There is a difference between stress failure due to age or design (latent vice) and an assembly person just not caring enough to make sure the shovel connector is put on the spade correctly, otherwise called a defect in workmanship. That is what this is. Forgive me if I'd rather not need an attorney because of latent vice or defective workmanship. I just want a safe generator. You know, the old proverb, "_For the want of a nail..._"

My brother-in-law was Flight Engineer on an Air Force Two, corporate jet mechanic, and is a very active mechanic in the vintage war aircraft realm. Pretty sure that there are a bunch of pilots who are thankful that he holds himself to a higher standard. 

Regarding your suggestion that I should do the quality assurance inspection of my own generator so that I will sleep well tonight...following your logic, _should the flying public inspect the planes too?_


----------



## jeb (Feb 16, 2021)

Ground Fault...have you never made a mistake in your life? If not, then you are not human. You can put all the procedures in place, but there will be still defects. The better the procedures, the less defects in assembly. But there will always be a small percentage. I've been around manufacturing for 25 years - and even though we have ISO standards and very strict procedures in place, we still get a defect rate under 1%. That is not perfect...and sometimes those defects are out of your control (other vendors components you are using in your product).
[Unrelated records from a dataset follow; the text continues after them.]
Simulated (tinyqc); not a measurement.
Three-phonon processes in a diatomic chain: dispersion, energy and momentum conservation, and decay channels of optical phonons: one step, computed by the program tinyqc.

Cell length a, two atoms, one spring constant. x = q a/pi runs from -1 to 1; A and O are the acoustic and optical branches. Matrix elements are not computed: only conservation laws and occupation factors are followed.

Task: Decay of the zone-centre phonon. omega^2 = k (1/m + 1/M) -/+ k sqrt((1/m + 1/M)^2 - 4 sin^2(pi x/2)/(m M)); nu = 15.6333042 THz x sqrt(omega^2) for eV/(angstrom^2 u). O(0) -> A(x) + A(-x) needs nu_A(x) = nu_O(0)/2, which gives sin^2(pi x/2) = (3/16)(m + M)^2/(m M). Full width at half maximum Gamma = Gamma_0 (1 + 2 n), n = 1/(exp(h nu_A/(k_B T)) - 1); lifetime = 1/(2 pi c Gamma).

Good design, good procedures and random testing of products off the assembly line will no doubt reduce the defect rate and the DOA rate. But it will never be perfect until humans are perfect.

-J


----------



## Ground Fault (Jun 9, 2020)

I am a walking mistake, I know it, and I spend my days trying to be more like my Maker. Your logic is sound. There are attorneys that make millions every day by using the same logic in court. They wouldn't make as much, IF the manufacturers put the shovel connectors on right. Given the choice, I'll take a generator with the shovel connectors put on as designed.


----------



## tabora (Sep 6, 2018)

Ground Fault said:


> Old Man, that a seasoned aviation/jet mechanic would express such a laid-back, seemingly flippant attitude to aircraft quality control gives me great pause in consideration of my next flight.


Especially in a Triple-7? Kudos to the flight crew...


----------



## Old man here (Nov 5, 2020)

tabora said:


> Especially in a Triple-7? Kudos to the flight crew...


I saw that. Everyone did a great job and were well trained to deal with the situation.
I am interested to see the cause of the failure.
I know the passengers were terrified.


----------